Eugene Provenzo, Jr. photoAs the years passed, I watched the University grow and mature. Temporary buildings left over from the Second World War were torn down and replaced by new facilities. Palm trees and lush landscaping began to camouflage much of the University's doubtful early architecture. Walks lined with trees now create vistas and pull the campus together-punctuated by fountains whose cool waters create rainbows in the tropical sunshine. This is where I work.

Along with the campus redesign came a toughening of academic standards. I saw the University move away from its reputation as "Suntan U" to its national standing as a Research I university. I also saw UM bathe in the glory of several national football championships.

Other than my wife, Asterie, TAL 101 (Introduction to Education) has been the most constant thing in my life. Except during sabbaticals, I have taught the course every semester since I came to Miami. I currently team-teach the course with an educational psychologist. My half of the course focuses on social and cultural issues related to schooling. Over the years I have incorporated emerging issues like AIDS and the Social Meaning of Computing and Mass Media into the course, but basically it's about schools and the social forces that shape them.

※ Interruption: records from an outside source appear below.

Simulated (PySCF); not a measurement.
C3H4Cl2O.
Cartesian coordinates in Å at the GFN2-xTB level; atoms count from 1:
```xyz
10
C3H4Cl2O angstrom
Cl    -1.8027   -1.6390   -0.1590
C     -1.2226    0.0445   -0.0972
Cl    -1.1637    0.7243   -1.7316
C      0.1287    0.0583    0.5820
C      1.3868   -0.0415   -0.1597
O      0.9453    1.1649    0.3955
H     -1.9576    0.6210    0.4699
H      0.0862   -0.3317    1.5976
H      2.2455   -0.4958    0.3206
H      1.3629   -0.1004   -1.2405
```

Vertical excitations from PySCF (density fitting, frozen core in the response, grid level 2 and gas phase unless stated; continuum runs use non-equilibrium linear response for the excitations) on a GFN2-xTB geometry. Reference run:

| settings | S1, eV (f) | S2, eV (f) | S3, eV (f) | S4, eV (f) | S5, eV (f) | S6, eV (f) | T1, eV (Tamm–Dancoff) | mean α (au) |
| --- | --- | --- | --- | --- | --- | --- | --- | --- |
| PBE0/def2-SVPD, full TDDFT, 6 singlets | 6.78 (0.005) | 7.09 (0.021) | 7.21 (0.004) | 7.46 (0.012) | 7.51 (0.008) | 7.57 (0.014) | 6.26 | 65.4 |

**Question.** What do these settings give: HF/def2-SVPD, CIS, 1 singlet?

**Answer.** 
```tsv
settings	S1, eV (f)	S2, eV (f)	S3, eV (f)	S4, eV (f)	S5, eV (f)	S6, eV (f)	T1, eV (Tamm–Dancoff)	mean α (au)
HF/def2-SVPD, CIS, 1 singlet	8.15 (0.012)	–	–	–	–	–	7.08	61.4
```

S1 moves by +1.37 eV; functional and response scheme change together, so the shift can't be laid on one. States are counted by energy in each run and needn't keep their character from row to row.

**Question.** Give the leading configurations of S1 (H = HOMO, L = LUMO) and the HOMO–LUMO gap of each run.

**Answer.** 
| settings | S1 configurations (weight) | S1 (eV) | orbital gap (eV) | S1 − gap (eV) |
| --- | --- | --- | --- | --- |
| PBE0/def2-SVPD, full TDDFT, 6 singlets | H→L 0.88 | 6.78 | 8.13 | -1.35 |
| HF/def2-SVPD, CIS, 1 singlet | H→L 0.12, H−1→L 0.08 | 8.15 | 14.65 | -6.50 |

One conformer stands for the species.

Each semester I have 100 to 150 students in the course. I have come to measure the progress of each semester and my life, not with "teaspoons in coffee cups," but by lectures, assignments, and exams. The course marks the passing of my time at Miami. One doesn't particularly notice one's hair going gray, or the gradual thickening of one's middle. My students constantly remind me, however, of time passing and of changes that are underway in the University and society.
Music groups I have never heard of (even though I research popular culture), slang expressions whose meaning I don't have a clue about, and clothing styles I can't in any way fathom, are all part of my day-to-day experience with the undergraduates. While at times perplexed, I frankly enjoy the experience.


Every once in a while, an experience brings home the passage of time in a special way. My wife and I don't have children, so I probably feel closer to my undergraduates than most professors. Because I teach in the School of Education, the great majority of my students are women. As a rule, I am very fond of them. They're good kids-generally smart, well-intentioned and even a bit sweet under sometimes tough exteriors.

Lately, several students have sneaked up next to me after class, put their arm around my shoulder and given me hug before I have a chance to protest. Then they get a little misty-eyed, smile, and shyly say something like, "I miss my Dad. You make me think of him." When they tell me I remind them of their grandfather, I'll know it's time to retire.
I can't think of a better way to measure the time.


-Eugene F. Provenzo, Jr.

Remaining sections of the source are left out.